The complete BMW Welt experience
- In the grey title bar, on the left, you can choose between “Text”, “Photo”, “Audio” or “Video & TV”.
- In the grey column on the left, click on “Corporate Issues”, and then “Plants, Facilities”. This is where you will find all information and images relating to the BMW Welt, the BMW Museum and the BMW plants.
The complete BMW Welt experience
The BMW Welt “ensemble” – formed by the BMW Welt, Museum and Plant – has quickly become one of Bavaria’s top attractions. The success of all three realms of discovery lies in their diverse range of regularly changing exhibitions and focus topics, as well as their exciting programme of events. The BMW Welt combines technology, design and innovation with lifestyle, dynamism and culture to create a public space for meeting and discussion.

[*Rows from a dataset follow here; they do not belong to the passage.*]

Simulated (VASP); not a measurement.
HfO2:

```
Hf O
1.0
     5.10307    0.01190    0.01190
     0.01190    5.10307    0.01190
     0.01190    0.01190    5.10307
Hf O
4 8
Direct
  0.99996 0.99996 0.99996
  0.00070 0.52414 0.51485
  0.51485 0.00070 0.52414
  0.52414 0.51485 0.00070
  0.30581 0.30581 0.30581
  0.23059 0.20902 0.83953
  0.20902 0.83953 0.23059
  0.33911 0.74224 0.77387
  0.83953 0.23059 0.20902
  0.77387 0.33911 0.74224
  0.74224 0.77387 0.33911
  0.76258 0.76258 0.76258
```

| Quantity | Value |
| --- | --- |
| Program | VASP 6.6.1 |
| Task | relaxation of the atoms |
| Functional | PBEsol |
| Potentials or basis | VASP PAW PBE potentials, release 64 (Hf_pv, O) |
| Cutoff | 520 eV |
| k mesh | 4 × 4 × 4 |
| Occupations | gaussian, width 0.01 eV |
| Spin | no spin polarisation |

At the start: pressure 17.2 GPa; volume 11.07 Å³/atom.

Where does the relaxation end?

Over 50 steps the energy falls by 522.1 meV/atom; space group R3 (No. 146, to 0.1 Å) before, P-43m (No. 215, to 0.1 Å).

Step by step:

The BMW Welt. The heart of the brand – the beat of the city. Since it opened in 2007, the BMW Welt has provided its roughly two million visitors a year with a wide range of unforgettable experiences – and, today, is one of Bavaria’s most popular attractions. Visitors from all over the world come to admire the latest trends and exhibitions, technology and design, or even experience the excitement of collecting their new car at the BMW Welt. Both as a building and an institution, the BMW Welt serves as an important interface between the company, the brand, its products and the visitor. This is the only place where it is possible to experience the company’s past, present and future as a whole.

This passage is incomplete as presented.